With a modern Macbook comes dongles, and with those dongles comes peripherals:


  • Crua 27in QHD Monitor: It’s an Amazon special, and that’s the only special thing about it. it’s superbly affordable, without being offensively bad.

  • Logitech C505e Webcam: When working remotely, I think it’s key to have a good picture and decent audio quality. This webcam is an example of something that’s “better than good enough without breaking the bank”.


Everything is better with music, and it plays a key part in my engineering. I like to have some music in the background to help enhance my focus.

  • Logitech Z150 Speakers: These are the general use noise-makers and are perfect for my needs. The audio is clear without the need for any additional accessories.

  • Beyerdynamic DT-990 Pro Headphones: If I really need to feel wired in, I’ll opt for these. I’ve had these for a significant amount of time. More than 10 years and the only thing I’ve replaced is the cable, because the coils were winding in a strange way.
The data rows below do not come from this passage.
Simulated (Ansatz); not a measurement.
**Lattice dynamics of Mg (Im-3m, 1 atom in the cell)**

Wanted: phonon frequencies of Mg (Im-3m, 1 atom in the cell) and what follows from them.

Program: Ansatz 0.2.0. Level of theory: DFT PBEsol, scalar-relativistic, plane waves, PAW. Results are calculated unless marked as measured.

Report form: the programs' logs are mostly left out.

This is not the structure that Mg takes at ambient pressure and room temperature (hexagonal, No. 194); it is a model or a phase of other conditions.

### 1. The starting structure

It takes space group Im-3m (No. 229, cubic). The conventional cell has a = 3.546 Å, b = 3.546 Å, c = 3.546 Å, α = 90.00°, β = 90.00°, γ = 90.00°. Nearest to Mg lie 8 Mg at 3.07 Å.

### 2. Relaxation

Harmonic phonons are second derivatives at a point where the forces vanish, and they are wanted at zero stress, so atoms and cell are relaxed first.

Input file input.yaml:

  • Apple AirPods Pro: These are perfect for calls - meets, teams, zoom etc. The quality of both speaker and mic is excellent, and they’re low profile enough to make it look as though you’re having a normal conversation


We need things to interface with the computer. I’ve got a standard mouse and keyboard setup - but the keyboard is far from standard.

  • Steelseries Sensei Wireless Mouse: I’ve been using the sensei since it first came out. It’s a great mouse, but they need replacing from time-to-time. The scroll wheel is getting confused, so it’s time for a replacement or an entirely new mouse. I’m eyeing up the Logitech MX Master for my next mouse due to it’s ability to connect to multiple computers and it’s ergnomics.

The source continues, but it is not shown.